I believe I'm applying to G_TRUNC here the same change I'm applying to every other opcode. It looks different because the logic the change is applied to is different for G_TRUNC.

That difference seems to stem mostly from 2 prior commits:

  1. https://github.com/llvm/llvm-project/commit/e6201c8724dbce94969bc0b7f81e950cdbb6f742 ("[GISel]: Rework legalization algorithm for better elimination of" by @aditya_nandakumar)
  2. https://github.com/llvm/llvm-project/commit/a5376f6322132e3b0664de55348f6bbba1fabd00 ("[GlobalISel][AArch64][AMDGPU][X86] Teach LegalizationArtifactCombiner to combine trunc(g_constant)." by @craig.topper)

(1) is of most interest here. It looks like prior to the current patch being reviewed here this behavior (re-visiting the users of G_TRUNC) was needed for the legalization algorithm to work for similar reasons to what I'm driven by here in this patch.

There is also an interesting statement in (1)'s commit message:

Currently, the target needs to say all combinations of extends and truncs are legal

I think with this patch here we finally completely eliminate that requirement, but targets (most notably AMDGPU @arsenm) seem to still have it in their legalization rules, e.g. claiming that a trunc to s8 is legal, while it's actually not. What that leads to is that if I remove this special logic for G_TRUNC, the legalization for AMDGPU produces quite a bit of truncates to s8 and extends from s8 (and s1 even more so), which is technically correct because all of those are declared by the target as legal. Not a single test fails to legalize or select either, so those truncates and extends are either getting combined out after the legalization, or AMDGPU is missing integration tests running the entire GlobalISel, or I'm mistaken and those are in fact actually legal and can be selected, I just don't know. I definitely intend to let the targets to figure out what they want to do with that.

There is also a possibility that some targets try to make GlobalISel work with some of the artifacts (e.g. G_TRUNC to s1) being legal in a context-dependent way, only if they are used only by a specific subset of opcodes. Perhaps in such cases that may force them (or seemingly force them) to call such artifacts legal, but they still need them to be combined away in every case when it's possible, even for correctness. Not sure.

There is also another thing here. There are some instructions which can be both combined out or legalized. Technically, the legalizer's job is to just produce legal code. Practically speaking though, provided such an alternative, it's probably better to combine them out instead, as that tends to improve the quality of the code generated *and* improve compile time both. We probably shouldn't try to do such combines (improving both the codegen and compile time) during legalization on purpose and try too hard to find more of them, but if they come naturally around, like I think in this case with G_TRUNC, I wouldn't try too hard to remove them either.

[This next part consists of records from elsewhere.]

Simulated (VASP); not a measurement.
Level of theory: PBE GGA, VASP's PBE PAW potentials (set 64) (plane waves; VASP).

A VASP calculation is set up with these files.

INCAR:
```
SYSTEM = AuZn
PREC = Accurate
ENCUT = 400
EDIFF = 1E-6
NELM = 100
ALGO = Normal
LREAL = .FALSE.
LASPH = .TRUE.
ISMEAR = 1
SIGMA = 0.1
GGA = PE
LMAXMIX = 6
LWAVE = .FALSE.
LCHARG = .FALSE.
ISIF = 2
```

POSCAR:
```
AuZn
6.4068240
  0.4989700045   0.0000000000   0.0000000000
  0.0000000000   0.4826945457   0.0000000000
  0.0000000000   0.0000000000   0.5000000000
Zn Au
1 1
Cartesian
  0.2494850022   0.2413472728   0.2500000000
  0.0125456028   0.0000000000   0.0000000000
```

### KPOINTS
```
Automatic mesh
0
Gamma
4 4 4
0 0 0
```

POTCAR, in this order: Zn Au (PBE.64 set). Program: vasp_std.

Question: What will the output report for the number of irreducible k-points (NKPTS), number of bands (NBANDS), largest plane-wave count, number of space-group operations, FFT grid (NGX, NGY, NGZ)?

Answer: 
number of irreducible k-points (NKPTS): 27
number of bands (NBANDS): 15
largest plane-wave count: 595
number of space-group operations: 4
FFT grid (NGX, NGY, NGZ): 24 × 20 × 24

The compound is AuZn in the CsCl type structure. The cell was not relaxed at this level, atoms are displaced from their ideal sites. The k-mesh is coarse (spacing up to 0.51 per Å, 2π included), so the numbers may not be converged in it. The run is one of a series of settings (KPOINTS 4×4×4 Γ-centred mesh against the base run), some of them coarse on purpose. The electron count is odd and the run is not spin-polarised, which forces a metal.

diff --git a/llvm/include/llvm/CodeGen/GlobalISel/LegalizationArtifactCombiner.h b/llvm/include/llvm/CodeGen/GlobalISel/LegalizationArtifactCombiner.h
index 58d76fc56ff..7564736f291 100644
--- a/llvm/include/llvm/CodeGen/GlobalISel/LegalizationArtifactCombiner.h
+++ b/llvm/include/llvm/CodeGen/GlobalISel/LegalizationArtifactCombiner.h
@@ -504,8 +504,13 @@ public:
       break;
     case TargetOpcode::G_TRUNC:
       Changed = tryCombineTrunc(MI, DeadInsts, UpdatedDefs);
-      if (!Changed)
+      if (!Changed) {
+        // Try to combine truncates away even if they are legal. As all artifact
+        // combines at the moment look only "up" the def-use chains, we achieve
+        // that by throwing truncates' users (with look through copies) into the
+        // ArtifactList again.
         UpdatedDefs.push_back(MI.getOperand(0).getReg());
+      }
       break;
     }
     while (!UpdatedDefs.empty()) {
516

Okay, given the commit message, the tests (especially the unit test and the comment in it), I came up with the following comments here in-code, trying to bring some more information to the table instead of just repeating all the same stuff:

diff --git a/llvm/include/llvm/CodeGen/GlobalISel/LegalizationArtifactCombiner.h b/llvm/include/llvm/CodeGen/GlobalISel/LegalizationArtifactCombiner.h
index 7564736f291..4c2ab316930 100644
--- a/llvm/include/llvm/CodeGen/GlobalISel/LegalizationArtifactCombiner.h
+++ b/llvm/include/llvm/CodeGen/GlobalISel/LegalizationArtifactCombiner.h
@@ -513,11 +513,16 @@ public:
       }
       break;
     }
+    // If the main loop through the ArtifactList found at least one combinable
+    // pair of artifacts, not only combine it away (as done above), but also
+    // follow the def-use chain from there to combine everything that can be
+    // combined within this def-use chain of artifacts.
     while (!UpdatedDefs.empty()) {
       Register NewDef = UpdatedDefs.pop_back_val();
       assert(NewDef.isVirtual() && "Unexpected redefinition of a physreg");
       for (MachineInstr &Use : MRI.use_instructions(NewDef)) {
         switch (Use.getOpcode()) {
+        // Keep this list in sync with the list of all artifact combines.
         case TargetOpcode::G_ANYEXT:
         case TargetOpcode::G_ZEXT:
         case TargetOpcode::G_SEXT:
@@ -533,6 +538,11 @@ public:
             UpdatedDefs.push_back(Copy);
           break;
         }
+        default:
+          // If we do not have an artifact combine for the opcode, there is no
+          // point in adding it to the ArtifactList as nothing interesting will
+          // be done to it anyway.
+          break;
         }
       }
     }

Hope that works.

rtereshin updated this revision to Diff 233889.Dec 13 2019, 3:24 PM
rtereshin marked an inline comment as done.

Addressing the feedback, NFC.

This revision was automatically updated to reflect the committed changes.